From Enslavement to Empowerment: The Remarkable Journey of Sojourner Truth

Iconic speeches have often played important parts in world events. Perhaps the most famous in Black history was Martin Luther King’s ‘I have a dream’ speech in Washington DC in 1963. More than a century earlier, another speech was widely publicised in an even more fundamental struggle for African Americans – the campaign to abolish slavery.


The wonderfully named Sojourner Truth focused on the interaction of race and gender in a speech that came to be known by the title ‘Ain’t I a Woman?’ This speech was widely published and quoted in support of the abolition campaign. However, all was not as it seemed.

Sojourner Truth was an African American abolitionist and activist for women’s rights. She was born enslaved, as Isabella Baumfree, in the last years of the eighteenth century. She escaped from her enslavement in 1826, claiming that she had been promised early freedom. An abolitionist paid off her former ‘owner’ to prevent her recapture. She adopted the name under which she became famous when she became a Methodist in the 1840s.

Prudencia Orridge MBE

So what of ‘Ain’t I a Woman?’ The very title gives us a clue to the problem. It comes from a later published edition of the speech. In that edition, which was the one that was to become famous and influential, Sojourner’s words were recast into the Southern dialect that people expected from African Americans.

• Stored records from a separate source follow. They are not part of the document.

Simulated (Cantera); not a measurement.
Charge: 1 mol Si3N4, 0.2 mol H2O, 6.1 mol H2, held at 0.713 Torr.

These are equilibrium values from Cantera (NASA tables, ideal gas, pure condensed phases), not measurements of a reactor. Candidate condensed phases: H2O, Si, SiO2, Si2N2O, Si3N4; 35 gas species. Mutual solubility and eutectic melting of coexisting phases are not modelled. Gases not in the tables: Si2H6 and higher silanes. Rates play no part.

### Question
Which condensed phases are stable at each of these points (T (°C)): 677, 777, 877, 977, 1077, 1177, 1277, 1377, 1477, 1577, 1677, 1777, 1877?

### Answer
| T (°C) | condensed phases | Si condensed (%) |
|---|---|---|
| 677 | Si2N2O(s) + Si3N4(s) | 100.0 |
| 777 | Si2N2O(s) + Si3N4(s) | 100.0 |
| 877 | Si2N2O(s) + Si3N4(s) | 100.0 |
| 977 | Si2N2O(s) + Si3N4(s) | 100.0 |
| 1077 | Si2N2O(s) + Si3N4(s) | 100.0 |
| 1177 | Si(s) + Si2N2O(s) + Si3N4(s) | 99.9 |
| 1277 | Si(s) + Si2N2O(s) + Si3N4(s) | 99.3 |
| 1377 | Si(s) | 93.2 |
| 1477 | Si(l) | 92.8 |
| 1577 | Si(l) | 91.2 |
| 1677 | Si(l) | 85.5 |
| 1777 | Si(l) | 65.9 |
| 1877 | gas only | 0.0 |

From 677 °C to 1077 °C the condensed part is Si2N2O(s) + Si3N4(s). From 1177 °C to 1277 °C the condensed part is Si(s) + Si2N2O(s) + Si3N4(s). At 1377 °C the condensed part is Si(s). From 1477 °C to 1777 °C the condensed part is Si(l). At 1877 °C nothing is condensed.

In fact, Sojourner Truth was born in New York and spoke only Dutch in her early years, being enslaved by a family of Dutch settlers.

It is likely that she spoke English with a Dutch accent. She had never even visited the Southern states, so could not have spoken in the way reported in the published speech.

Although it was an effective tool in the struggle for liberation, the published version of the speech itself drew on and propagated racial stereotypes. Apparently, it was felt that the public would not respond to the rather formal and convoluted English in which Sojourner Truth seemingly expressed herself.

Instead, the editor gave people what they expected. This was a caricature of an enslaved African American. The intention was to promote freedom, but it also reinforced stereotypes about Black people being unintelligent and inarticulate, in a way that the bilingual Sojourner Truth most certainly was not.

This is another example of how a famous moment in Black history has, from a very early date, been reshaped to meet an agenda not set by Black people. Black History Month gives us the opportunity to revisit these stories and recover the nuance and complexity that lays underneath the headlines.